The role of sign bases in maintaining safety is vital. Signs certainly won’t serve their purpose if they aren’t properly supported. The Manual on Uniform Traffic Control Devices (MUTCD) is the source for all regulations related to the bases and supports used for signs. The manual is the national standard used for all roads open to public travel. MUTCD has specific regulations on sign support based on the material used. Here is a review of those guidelines by material.
Wood sign bases are an alternative to more expensive steel. The MUTCD guidelines do not identify any specific species for use. Pressure-treated wood is the typical choice due to its ability to stand up to the elements and not rot or decay.

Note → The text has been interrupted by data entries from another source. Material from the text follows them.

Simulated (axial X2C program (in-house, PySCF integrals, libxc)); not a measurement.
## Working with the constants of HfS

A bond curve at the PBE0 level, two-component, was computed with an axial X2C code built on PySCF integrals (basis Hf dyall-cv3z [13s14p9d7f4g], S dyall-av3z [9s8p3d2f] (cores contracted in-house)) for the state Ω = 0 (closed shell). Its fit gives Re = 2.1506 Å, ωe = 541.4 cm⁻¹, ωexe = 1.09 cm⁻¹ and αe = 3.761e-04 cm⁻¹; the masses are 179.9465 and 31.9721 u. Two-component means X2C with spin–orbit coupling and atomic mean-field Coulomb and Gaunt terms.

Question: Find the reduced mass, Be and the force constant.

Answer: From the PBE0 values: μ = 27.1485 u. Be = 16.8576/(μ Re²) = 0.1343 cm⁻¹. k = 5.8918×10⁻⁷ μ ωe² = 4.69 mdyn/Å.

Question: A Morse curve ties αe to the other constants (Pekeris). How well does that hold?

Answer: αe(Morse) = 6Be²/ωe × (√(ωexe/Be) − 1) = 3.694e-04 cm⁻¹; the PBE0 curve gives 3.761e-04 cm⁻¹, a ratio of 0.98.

The MUTCD does have size requirements. Posts sizes are specific. They can be 4" by 4" or 6" by 8" in width. These are the only two acceptable widths. If a breakaway sign is needed. The post should be 6" by 8". If so, it must have two 3” holes drilled through it, which should be in a perpendicular direction from passing traffic. The posts must be buried between 30” and 36” deep. The soil condition, wind levels and risk of theft or vandalism are all factors determining the exact depth needed. Two posts to support one sign are okay but only if engineers feel it’s warranted.
U-Channel Steel Posts
Hot rolled steel bases are breakaway supports, as long as the weight is less than three pounds per linear foot. The post should be buried 42” underground or less. Concrete should not be used to secure the base. This makes breakaway action prohibitive. When using heavier steel, a stub post is installed at ground level for better breakaway.
Telespar Square Sign Post
Steel perforated tubes are another sign post option. They meet MUTCD breakaway standards if they are no more than 2.25” in width. Telespar or Unistrut galvanized perforated square post use a minimum 35” ground anchor that is ¼” bigger than the main sign post to slip into. Break away corner bolts are used for break-away purposes. 3/8” Drive rivets secure the sign to the post.
I-Beam Sign Supports
Large road signs require I-beam supports. These provide the most support. However, they are usually not great for breakaway applications. If concrete and steel foundations are poured to support these beams, this can help with breakaway. If a collision occurs then the sign will slide out and away from the base.
Breakaway Sign Posts
Break-away sign post regulations were revised in 2013. The change was due to the fact that rigid objects were dangerously close to roadways, causing hazardous situations if struck by a vehicle. Supports for road signs need a redesign, ensuring easier breakaway. Upon impact, they must break away; otherwise, they pose a huge danger.
These signs need not be huge. Small signs can still be a threat. The MUTC states specifically, in Section 2A-19: "... Ground mounted sign supports shall be breakaway, yielding, or shielded with a longitudinal barrier or crash cushion if within the clear zone."
This stated requirement is applicable to all roads, public or private. Non-breakaway signs had to be replaced to adhere to the new rule. However, it wasn’t so easy to inventory and inspect each sign. It certainly became the norm for any new signs posted after the rule change. The changeover focused on roads with a speed of 50 MPH or more.
Portable signs are used when permanent highway safety systems are damaged or destroyed. These signs are meant to be temporary until the appropriate repairs are made. Sign bases that are easy to transport work well. Most temporary signs are rubber based. Rubber based portable sign bases are portable yet heavy.Sign bases and posts will continue to evolve as road conditions and cars change. Sign posts are meant to support important signs that clearly communicate warnings and direction. MUTCD requirements help signage stay consistent throughout the country and allow for safe passage.
Dornbos Signs offers a variety of sign posts. Browse our complete selection now .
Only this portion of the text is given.